AAT application only apparently late?

Federal Court. Was the letter incomplete or unclear in that "it did not explain that the appellant was taken to have received it at the end of the day it was transmitted to his authorised recipient"? Does failure to comply with any element of s 66(2) of the Act mean that there has been no notification of the decision and time had not yet commenced to run?

Citizenship Act, ss 34(2)(c) and (2): retrospective only; deterrence a permissible consideration?

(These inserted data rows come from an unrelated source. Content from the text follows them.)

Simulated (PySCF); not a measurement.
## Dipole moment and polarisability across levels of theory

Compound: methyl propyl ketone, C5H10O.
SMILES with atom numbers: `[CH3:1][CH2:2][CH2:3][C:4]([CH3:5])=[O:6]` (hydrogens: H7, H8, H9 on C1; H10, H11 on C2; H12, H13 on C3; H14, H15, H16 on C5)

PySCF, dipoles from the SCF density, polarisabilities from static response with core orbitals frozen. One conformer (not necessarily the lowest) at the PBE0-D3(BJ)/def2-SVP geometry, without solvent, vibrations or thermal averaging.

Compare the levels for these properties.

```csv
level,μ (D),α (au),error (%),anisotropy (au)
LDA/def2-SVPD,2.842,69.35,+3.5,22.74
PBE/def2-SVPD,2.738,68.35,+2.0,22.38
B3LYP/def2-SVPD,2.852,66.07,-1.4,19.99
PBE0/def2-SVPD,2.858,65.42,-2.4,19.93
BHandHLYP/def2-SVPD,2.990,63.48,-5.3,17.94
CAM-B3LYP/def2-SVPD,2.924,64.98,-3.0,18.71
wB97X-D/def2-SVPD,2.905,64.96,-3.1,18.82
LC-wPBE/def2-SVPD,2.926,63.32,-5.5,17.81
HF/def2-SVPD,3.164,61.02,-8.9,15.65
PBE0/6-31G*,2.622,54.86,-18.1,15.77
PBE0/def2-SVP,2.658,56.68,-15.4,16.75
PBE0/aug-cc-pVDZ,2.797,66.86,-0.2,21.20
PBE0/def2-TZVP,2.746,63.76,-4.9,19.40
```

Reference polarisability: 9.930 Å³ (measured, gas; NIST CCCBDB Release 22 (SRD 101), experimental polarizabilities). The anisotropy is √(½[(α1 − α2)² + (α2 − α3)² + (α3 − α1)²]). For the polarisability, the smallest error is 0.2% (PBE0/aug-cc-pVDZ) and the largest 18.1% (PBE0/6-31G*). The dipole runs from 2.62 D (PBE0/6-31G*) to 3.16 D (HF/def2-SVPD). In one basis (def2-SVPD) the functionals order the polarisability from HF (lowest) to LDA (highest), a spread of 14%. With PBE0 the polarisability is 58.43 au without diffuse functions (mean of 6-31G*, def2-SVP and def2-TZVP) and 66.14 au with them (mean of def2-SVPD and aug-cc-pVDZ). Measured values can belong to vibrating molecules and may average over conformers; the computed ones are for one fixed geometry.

Federal Court. Were the tests in ss 34(2)(c) and 34(2) of the Australian Citizenship Act 2007 (Cth) retrospective only, with the assessment of risk of reoffending being of little or no relevance? In such tests, is it generally permissible for decision-makers "to have regard to such deterrence as a factor in the protection of the integrity of the naturalisation process, provided that it is not associated with a substantial purpose of pursuing retribution for or denunciation of the specific conduct engaged in by the person whose citizenship is revoked"?

Pseudonym a “meaningless and de-humanising numberplate”?

Federal Court. Section 91X of the Migration Act 1958 (Cth) prohibits publication by the FCCA, FCA or HCA of the name of any person who has applied for a protection visa, if the proceeding relates to that visa. Is s 91X constitutionally valid? If it is in the interests of justice, was it open to the FCA to order that an administratively allocated set of letters and numbers be replaced by a "human pseudonym"? If so, was it in those interests to so order so late in the appeal?

Criminal history duly considered although successful appeal on sentence was ignored?

Federal Court. In the context of s 501CA(4) of the Migration Act 1958 (Cth), is it possible to consider a non-citizen's criminal history without taking all of it, including a successful appeal on sentence, into account?

Direction 65: interpreting cl 14.4(1)

Federal Court: In an application for merits review to which the 84-day deadline under s 500(6L) of the Migration Act 1958 (Cth) applies, should the reasons provided by the AAT be scrutinised less rigorously than would otherwise be the case? Was the Tribunal required to expressly put the Applicant on notice that it would consider the impact on victims that could flow from a decision to revoke the visa cancellation, pursuant to cl 14.4(1) of Direction 65? Did the AAT misinterpret cl 14.4(1)? Note: cl 14.4(1) of Direction 79 is identical to cl 14.4(1) of Direction 65.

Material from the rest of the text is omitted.